Shuk Ha’Carmel, or Ha’Carmel market in Hebrew and Arabic respectively, is the largest market in the heart of Tel Aviv, where farmers bring their produce and wares. It is a colorful and busy place, offering fresh produce, snacks, clothing, hats, and household items.
The market closes on Saturday to observe the Sabbath.
Religious items abundantly displayed.
Stalls with ground spices show a dazzling array of colors. Every spice you can think of is displayed there lovingly.
Each spice box is heaped artistically with its metal spoon. You can find cardamom, peppercorn, cinnamon, cloves, saffron, and more.

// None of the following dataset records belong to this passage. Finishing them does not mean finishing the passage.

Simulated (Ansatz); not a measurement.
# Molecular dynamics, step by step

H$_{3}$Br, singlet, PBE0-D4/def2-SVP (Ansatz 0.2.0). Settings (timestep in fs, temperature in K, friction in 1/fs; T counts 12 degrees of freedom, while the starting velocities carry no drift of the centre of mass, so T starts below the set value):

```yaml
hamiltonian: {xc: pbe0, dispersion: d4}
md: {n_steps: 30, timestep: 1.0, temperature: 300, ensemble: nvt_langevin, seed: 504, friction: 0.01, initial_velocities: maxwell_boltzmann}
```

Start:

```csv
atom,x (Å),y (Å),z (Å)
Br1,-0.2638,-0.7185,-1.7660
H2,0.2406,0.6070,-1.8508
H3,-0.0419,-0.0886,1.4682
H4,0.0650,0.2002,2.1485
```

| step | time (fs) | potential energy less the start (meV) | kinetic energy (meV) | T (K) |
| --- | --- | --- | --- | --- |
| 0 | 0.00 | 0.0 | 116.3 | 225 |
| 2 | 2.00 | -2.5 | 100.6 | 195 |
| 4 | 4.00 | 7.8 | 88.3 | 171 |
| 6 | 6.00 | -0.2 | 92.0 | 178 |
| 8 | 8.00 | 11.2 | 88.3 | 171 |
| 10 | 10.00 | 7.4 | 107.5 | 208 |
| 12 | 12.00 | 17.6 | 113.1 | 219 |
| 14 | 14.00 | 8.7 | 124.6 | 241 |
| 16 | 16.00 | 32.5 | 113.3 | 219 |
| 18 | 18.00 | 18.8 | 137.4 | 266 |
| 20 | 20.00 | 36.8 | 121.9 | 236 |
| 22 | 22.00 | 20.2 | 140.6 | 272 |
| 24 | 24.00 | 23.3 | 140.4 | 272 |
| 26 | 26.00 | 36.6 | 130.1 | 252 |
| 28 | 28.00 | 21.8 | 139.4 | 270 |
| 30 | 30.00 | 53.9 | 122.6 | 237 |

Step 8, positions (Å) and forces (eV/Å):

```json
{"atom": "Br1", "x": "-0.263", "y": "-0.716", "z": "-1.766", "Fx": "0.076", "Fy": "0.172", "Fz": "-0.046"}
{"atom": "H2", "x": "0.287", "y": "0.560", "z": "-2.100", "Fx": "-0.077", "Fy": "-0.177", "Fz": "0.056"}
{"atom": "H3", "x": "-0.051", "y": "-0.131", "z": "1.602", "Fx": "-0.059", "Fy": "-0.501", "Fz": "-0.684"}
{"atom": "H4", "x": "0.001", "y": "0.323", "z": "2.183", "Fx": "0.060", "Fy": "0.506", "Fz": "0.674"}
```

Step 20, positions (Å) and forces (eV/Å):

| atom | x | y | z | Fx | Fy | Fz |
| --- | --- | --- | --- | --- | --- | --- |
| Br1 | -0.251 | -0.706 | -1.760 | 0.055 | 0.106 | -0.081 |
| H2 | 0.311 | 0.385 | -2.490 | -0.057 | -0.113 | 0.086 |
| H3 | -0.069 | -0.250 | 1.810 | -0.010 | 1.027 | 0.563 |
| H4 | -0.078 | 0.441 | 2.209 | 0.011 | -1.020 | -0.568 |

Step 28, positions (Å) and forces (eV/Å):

I couldn’t help thinking that in the 15th century, Columbus went through great pain to sail across the Atlantic in search of gold and new sources for those same spices that were sold in the Cairo bazaars since Roman times. He braved a perilous journey across the ocean and tried to convince the local native populace of his good intentions, only to find himself empty handed. In addition to his many enemies, the Moors controlled the seas and barred his way to the Middle Eastern spice markets. Additionally, Venice charged large tariffs for their spices brought from India, levies that started in the 13th century. In the New World, Columbus did find new and exotic fruits and vegetables, which he brought back to old Europe.
Verdant and succulent vegetables, neatly arrayed.
In the Shuk Ha’ Carmel, I strolled along stalls of produce and was amazed at their freshness. I found Egyptian moulouchia, a leafy stalk that looks somewhat like spinach. When ground into a fine paste and mixed with coriander, it makes an excellent viscous green soup that is cooked with garlic and meat then served over white rice.
Fresh fruit and watermelons are sliced to lure you with their mouth-watering sweet tastes.
Pickled olives and olive oil fill containers. Nuts displayed in their boxes make you want to sample each kind.
The candy stalls are another temptation. But watch out for children who will not desist until they satisfy their sweet tooth!
Sweetened nougat tempts you to taste them all.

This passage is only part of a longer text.